Friday 15 January 2010

Rain stopped play

Well, not much gaming this week, we had to postpone our next battle in the ongoing WW1 campaign due to heavy snow (again) in sheffield. We have at least sorted out who has what, who is attacking where and what they are supposed to be trying to achieve. The drawn out planning process all feels quite realistic, particularly having to postpone due to bad weather! In the next game my long suffering Corps and Division commanders are conducting a bite and hold operation, amidst the mud choked crater fields of the Somme in Autumn 1916, game report next week if it isn't postponed again.

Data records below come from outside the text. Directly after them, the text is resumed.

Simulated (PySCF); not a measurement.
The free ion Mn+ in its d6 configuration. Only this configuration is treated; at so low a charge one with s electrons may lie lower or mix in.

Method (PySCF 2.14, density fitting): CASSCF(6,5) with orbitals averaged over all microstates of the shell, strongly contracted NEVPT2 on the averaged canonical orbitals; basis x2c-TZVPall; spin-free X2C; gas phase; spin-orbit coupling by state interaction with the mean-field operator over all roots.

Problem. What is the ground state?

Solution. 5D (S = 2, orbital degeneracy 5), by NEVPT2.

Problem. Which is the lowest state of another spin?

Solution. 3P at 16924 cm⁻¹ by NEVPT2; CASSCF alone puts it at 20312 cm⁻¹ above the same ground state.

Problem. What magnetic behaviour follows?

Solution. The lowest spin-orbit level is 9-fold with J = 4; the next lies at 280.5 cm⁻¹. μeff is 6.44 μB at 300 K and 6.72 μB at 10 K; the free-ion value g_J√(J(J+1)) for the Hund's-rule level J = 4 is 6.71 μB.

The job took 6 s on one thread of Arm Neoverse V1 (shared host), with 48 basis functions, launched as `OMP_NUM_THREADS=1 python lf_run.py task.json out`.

I've played a few turns of a PBEM minis game now. Really very interesting, we send out orders in each turn and the umpire sends us a back a report including photos of what we can see from where we are. The hardest thing I've found as a player so far is 'navigating' the units around, particularly as this scenario is set in a rather featureless bit of desert. I've ended up setting course, speed and turning points, rather like a naval comander. First blood to me at any rate, as my plucky chaps have managed to shoot up a Panzer II, but one cockrel does not a dawn make.

Inspired by the fevered email exchanges around the WW1 game, I've dug out some more bags of mouldering French 20mm figs (mainly Ian Russell Lowells old stuff) for reconditioning. Another couple of French divisions is the plan, and I just 'had' to go and buy some more stuff, in this case a box of Airfix French (I can't resist the blokes with sacks of grub or riding bikes) and some more HaT 75s. Unfortunately the shop had run out of French ones so I had to buy the US box, I've got enough French gunners left over and US figs will come in handy as British at some point. The biggest blow was finding I'm short one mortar, I need nine and I've only got eight. I'll scratch build one tonight and then it is prep and undercoating, hope to get the base coat done later this weekend.

Tim Gow mentioned he's tried using my 'Rifle & Kepi' rules for Napoleonics. I've been thinking about what mods are needed for this earlier period, but it is mainly about re-balancing the various arms as Napoleonics was very much rock-paper-scissors, whereas later in the nineteenth century it is more a case of rock-rock-scissors, with the cavalry as scissors....

My early 1980s British Army puttees have arrived, very exciting. My wife rolled her eyes in despair as I paraded around the kitchen in them, she did however ask why they didn't come right up to my knees, so all those years of exposure to uniformology haven't been wasted.